Kristin Reimer is a Senior Lecturer in the Faculty of Education at Monash University, Australia. Kristin works to advance the idea of education as a humanizing practice. Humanizing education is focused on the whole needs (not just academic) of the individual and the larger world, implementing educational practices that assist us to recognize each person’s inherent worth and strengthen the essential ties that bind us together. Restorative Justice Education (RJE), the main focus of Kristin’s work, is one such humanizing approach in schools. With RJE, educators focus on building strong relationships in schools and rigorous, healthy learning environments.

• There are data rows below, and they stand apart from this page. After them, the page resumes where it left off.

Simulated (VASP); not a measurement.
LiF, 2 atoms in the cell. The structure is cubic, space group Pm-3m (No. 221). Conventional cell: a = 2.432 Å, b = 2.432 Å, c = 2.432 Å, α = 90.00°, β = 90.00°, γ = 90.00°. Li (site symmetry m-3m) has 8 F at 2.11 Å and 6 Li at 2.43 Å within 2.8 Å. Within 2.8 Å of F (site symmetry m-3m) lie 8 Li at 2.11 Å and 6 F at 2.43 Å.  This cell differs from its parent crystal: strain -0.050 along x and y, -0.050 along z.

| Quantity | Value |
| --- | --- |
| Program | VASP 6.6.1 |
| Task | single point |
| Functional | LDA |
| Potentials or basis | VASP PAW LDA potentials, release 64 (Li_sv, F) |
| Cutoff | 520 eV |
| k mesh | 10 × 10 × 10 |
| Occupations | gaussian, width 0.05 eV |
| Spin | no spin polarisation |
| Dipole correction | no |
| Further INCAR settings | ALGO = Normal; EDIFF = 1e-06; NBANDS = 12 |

Mervi Kaukko works as a Professor of Multicultural Education in the Faculty of Education and Culture at Tampere University, Finland, and is an adjunct research fellow at Monash University, Australia. Mervi’s research is mostly framed within practice theories, focusing on refugee andmigrant studies and global education. Mervi’s Finnish-Australian research study investigates refugee students’ day-to-day educational practices, and she is also involved in an international research project focusing on young refugees’ relational wellbeing, and a longitudinal study exploring asylum-seeking students’ experiences in higher education in Australia.
Sally Windsor is an Associate Professor in pedagogical work at the Department of Pedagogical, Curricular, and Professional Studies at the University of Gothenburg, Sweden. Sally teaches education for sustainable development, international and global education, and educational research methods courses. Her research interests include sustainability education in schools, social sustainability, arts-based approaches to sustainability education, teacher professional development and mentoring, inequality and the unequal provision of school education, and the implications of globalization on school-level education.
Stephen Kemmis is a Professor Emeritus at the School of Education, Charles Sturt University, Australia. He is interested in action research and practice theory and has published widely on education, educational research, case study methods in education, educational evaluation, educational reform, and the theory of practice architectures as a theory for understanding and transforming educational and social practices.
Kathleen Mahon is a Senior Lecturer in higher education at the University of Queensland, Australia, and Associate Professor (Docent) in pedagogical work at the University of Borås, Sweden. Her research interests include educational praxis, higher education pedagogy, teacher professional learning, and outdoor education. Kathleen is a co-editor of the Springer books Exploring Education and Professional Practice – Through the Lens of Practice Architectures (2017) and Pedagogy, Education and Praxis in Critical Times (2020). She is also a senior editor of the Journal of Praxis in Higher Education. Kathleen has a professional background as a secondary school and outdoor education teacher in Australia.